Logo New Black

Mastering Playwright: Comprehensive Guide on How to Save and Load Cookies

In the evolving landscape of web development and data extraction, the significance of efficient web scraping cannot be overstated. Leveraging the capabilities of a robust web scraping API, like Playwright, can streamline the process of gathering data from various websites. This comprehensive guide dives into the nuances of using Playwright to save and load cookies, a crucial aspect of maintaining session information across your scraping endeavors. By mastering these techniques, you’ll be able to pause and resume your scraping sessions seamlessly, ensuring data consistency and reducing the likelihood of being blocked by web servers.

import json
from pathlib import Path

from playwright.sync_api import sync_playwright

with sync_playwright() as pw:
    browser = pw.chromium.launch(headless=False)

    # To save cookies to a file, we first extract them from the browser context:
    context = browser.new_context(viewport={"width": 1920, "height": 1080})
    page = context.new_page()
    page.goto("https://httpbin.dev/cookies/set/mycookie/myvalue")
    cookies = context.cookies()
    Path("cookies.json").write_text(json.dumps(cookies))

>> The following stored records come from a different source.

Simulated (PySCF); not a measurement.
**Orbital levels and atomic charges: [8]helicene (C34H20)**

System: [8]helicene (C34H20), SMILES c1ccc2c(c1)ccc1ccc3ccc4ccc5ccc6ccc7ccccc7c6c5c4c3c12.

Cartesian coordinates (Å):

    # Next, we can restore cookies from the file:
    context = browser.new_context(viewport={"width": 1920, "height": 1080})
    context.add_cookies(json.loads(Path("cookies.json").read_text()))
    page = context.new_page()
    page.goto("https://httpbin.dev/cookies")
    print(context.cookies())  # this allows us to test whether the cookies were set correctly
    # the output will be:
    [
        {
            "sameSite": "Lax",
            "name": "mycookie",
            "value": "myvalue",
            "domain": "httpbin.dev",
            "path": "/",
            "expires": -1,
            "httpOnly": False,
            "secure": False,
        }
    ]